Silver Shield: Mason’s Full-Service Police Department Marks 25 Years
Posted: January 17, 2006 at 1:00 am, Last Updated: November 30, -0001 at 12:00 am
For George Mason’s Police Department, safety on the campuses is the number one priority.
On any given night on Mason’s three busy campuses, the phone for the university escort service might ring. The call could be from a student who studied too late in the library or a staff member who worked past dark on a new project, and their cars are parked in a far corner of a distant lot. The escort service provided by University Police ensures that no matter what time of day or night it is, no one ever has to walk alone if they feel unsafe.
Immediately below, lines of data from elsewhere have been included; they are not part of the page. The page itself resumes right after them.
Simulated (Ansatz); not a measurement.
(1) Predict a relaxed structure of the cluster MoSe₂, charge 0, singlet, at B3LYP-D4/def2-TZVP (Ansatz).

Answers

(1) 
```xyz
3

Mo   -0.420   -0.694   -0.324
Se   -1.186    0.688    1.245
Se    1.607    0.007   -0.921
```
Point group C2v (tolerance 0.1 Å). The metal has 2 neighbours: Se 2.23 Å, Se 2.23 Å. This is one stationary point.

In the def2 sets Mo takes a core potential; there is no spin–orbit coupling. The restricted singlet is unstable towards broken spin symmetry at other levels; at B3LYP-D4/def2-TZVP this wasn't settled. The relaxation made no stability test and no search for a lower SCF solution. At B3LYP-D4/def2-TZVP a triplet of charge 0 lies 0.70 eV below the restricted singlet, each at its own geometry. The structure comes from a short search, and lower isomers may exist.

Safety is the number one priority for the George Mason University Police Department, which gets about 200 to 250 calls per year for the escort service. The escorts are only one of the services provided by the full-service department, which includes an investigations unit, specially trained detectives and a patrol division. The department has been serving the community for 25 years and will celebrate this milestone on Friday.
Chief Michael Lynch
“I think we’ve got one of the premier police departments in the nation,” says Chief Michael Lynch, and the statistics back him up. Out of approximately 18,000 police departments in the nation-including large city, county and other university police departments-Mason’s force is one of 730 (and one of only 35 university departments) that are accredited by the Commission on Accreditation for Law Enforcement Agencies. Only two other university departments in Virginia share this honor: the University of Richmond and Virginia Tech.
The department also sets an example statewide. The Virginia Crime Commission recently came out with the report “Best Practices in Campus Law Enforcement,” in which they recommended about two dozen practices for campus police. University Police already has instituted nearly all those practices.
Safety on Campus
Between two and six officers patrol each of Mason’s campuses by car, by bicycle or on foot on any given day. The department is also responsible for the security of all buildings on campus.
According to the department’s annual security report, alcohol and drug-related offenses were the most reported incidents on campus, followed by theft of personal property and vehicles. Mason has had very little violent crime – in the six years that Lynch has been chief, only two armed robberies have occurred. There has never been a homicide on a Mason campus.
Throughout its history, the department has grown not only in personnel, but also in safety and crime prevention programs. Perhaps most notable is the rape aggression defense (RAD) classes for women, a free service offered at least once a semester depending on demand. The class teaches university-affiliated women how to defend themselves against attackers and works to educate and empower approximately 100 women each year.
One of the Police Department’s public service activities is the rape aggression defense (RAD) class, which is offered for free each semester.
Creative Services photos
Another program that helps keep Mason safe is the intricate call box system installed around the Fairfax Campus in the early 1980s.
“Before everyone had a personal telephone on them, call boxes used to be a security necessity,” says Lynch, who acknowledges that now the boxes serve a different purpose for campus safety. “Now they are a security convenience, but they are not what we rely on as emergency police notification.”
To ensure that the 20-year-old call boxes still work, the department participates once a semester in University Life’s Nightwalk program. During this event, students, police officers and members of Physical Plant divide the campus into sections and patrol the areas looking for disabled call boxes, poorly lit areas and other safety concerns.
The Challenges and Rewards of Being a Campus Cop
Lynch believes a unique aspect of working for a university police department is the population served. “Not only do we have some 120 countries represented here, but we have lots of highly educated people from all over the world. We’ve also got young adults away from home for the first time at the most exciting time of their life.”
The police department’s mission coincides with the university’s mission: “We hope to help students get through the university, succeed, get a diploma and go out and rule the world,” Lynch says.
Fulfilling that mission, however, is not without its challenges. The department’s biggest challenge seems to be overcoming the stereotype of campus security – the fat guy with the key chain knocking on doors. Few people realize that the department is just like any city department, says Lynch. “We still get asked, ‘Are you a real police department?’ They don’t see us as an independent, full-service department.”
Another challenge, according to Lynch, is one not limited to just campus police departments, but to all officers. Living in a post-9/11 world has changed the way officers do their jobs. Faced with high security measures, terrorist threats and general fear, police officers have to be extra careful to deal with such sensitive issues.
“We have a lot to lose sleep over here at the university. There is so much stuff that could happen,” says Lynch. “We’ve been very fortunate here at Mason. We’re either very, very good or very, very lucky. So far, we’re doing very well here – the whole system is helping to foresee problems and address them before they hurt anybody.”